Critical size to pass by value

Started by
5 comments, last by Adam_42 10 years, 7 months ago
How big is a class or struct when it's cheaper to pass by reference than by value?

Large structs are cheaper pass by reference, but structs containing just an primitive type, or no objects at all are cheaper to pass by value. But what about types in between? what size is the cut off point? Is the number and mix of types a consideration?

This is essentially the same as asking "when should RVO kick in?"

There is some advantage to passing by value in alias analysis, and for my purposes I want to separate this effect. I'm curious what effect alias analysis has, but I'm also interested when the expense of the copy itself matters.

I'm pretty sure that for non trivially copyable types, passing by reference will always be cheaper, except for aliasing implications, but for POD types that's not so clear.
Advertisement

I'm pretty sure that for non trivially copyable types, passing by reference will always be cheaper, except for aliasing implications, but for POD types that's not so clear.

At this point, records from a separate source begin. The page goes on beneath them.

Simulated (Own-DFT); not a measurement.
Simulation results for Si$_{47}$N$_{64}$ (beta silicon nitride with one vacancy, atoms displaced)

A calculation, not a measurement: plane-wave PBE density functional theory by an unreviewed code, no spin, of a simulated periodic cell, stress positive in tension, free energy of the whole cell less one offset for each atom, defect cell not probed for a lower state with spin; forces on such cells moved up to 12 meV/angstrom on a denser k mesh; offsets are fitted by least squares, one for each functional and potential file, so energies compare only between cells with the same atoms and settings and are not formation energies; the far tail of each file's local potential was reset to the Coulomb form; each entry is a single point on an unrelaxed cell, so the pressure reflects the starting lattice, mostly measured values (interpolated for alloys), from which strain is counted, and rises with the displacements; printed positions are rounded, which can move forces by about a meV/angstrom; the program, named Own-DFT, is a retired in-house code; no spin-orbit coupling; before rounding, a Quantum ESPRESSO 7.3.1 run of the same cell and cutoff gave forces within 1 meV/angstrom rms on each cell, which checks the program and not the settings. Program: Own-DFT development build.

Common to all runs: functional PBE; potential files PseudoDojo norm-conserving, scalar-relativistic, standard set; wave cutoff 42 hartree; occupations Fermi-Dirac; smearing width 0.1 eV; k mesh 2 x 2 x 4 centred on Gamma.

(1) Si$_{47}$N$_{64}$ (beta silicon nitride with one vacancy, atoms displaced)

Yeah, for an example of a non-trivially copyable type, take a std::vector -- passing by value, it will allocate memory, memcpy stuff, call constructors, etc... Potentially a lot of instructions and memory operations!

For POD types, there's no definitive answer. It depends on the CPU architecture, the calling convention, and the number of other arguments.

On some CPUs there's code that will bring it to it's knees (mention "load hit store" to a PowerPC systems programmer and watch the colour drain from his face laugh.png), while other CPU's will breeze through the same code without a hitch.

Ideally, you'd like all your arguments to be present in registers so there's no memory operations required. If you've got 100x int32 arguments, then that's just as bad as one struct argument that has 100 int32 members tongue.png

So, saying that a struct that takes up 20 bytes shouldn't be passed by value, would be a bit silly if you've also got functions that take 5 int32's by value (also 20 bytes)!

A good way to investigate this yourself would be to do some experiments and look at the actual assembly that's produced from different types of code, like this guy:

http://www.altdevblogaday.com/2011/12/14/c-c-low-level-curriculum-part-3-the-stack/

http://www.altdevblogaday.com/2011/12/24/c-c-low-level-curriculum-part-4-more-stack/

http://www.altdevblogaday.com/2012/02/07/c-c-low-level-curriculum-part-5-even-more-stack/

[edit]

Also, pass by const-reference is a good default choice for "large" POD objects, because it's actual implementation is up to the compiler. The compiler can choose to pass by pointer or pass by value internally, based of it's own knowledge of the code and target CPU.

As a general rule, objects should be passed by const reference if you do not modify them, such as: foo( const Bar &b ) {...} or as a non-const reference if you do intend to modify them, such as: foo( Bar &b) {...}


Large structs are cheaper pass by reference, but structs containing just an primitive type, or no objects at all are cheaper to pass by value
I can easily disagree with the statement as it is stated as an absolute.

I can construct a data structure containing thousands of integers. Pass by value creates a copy, and the time it takes to copy thousands of integers is much greater than the time required to compute a memory address.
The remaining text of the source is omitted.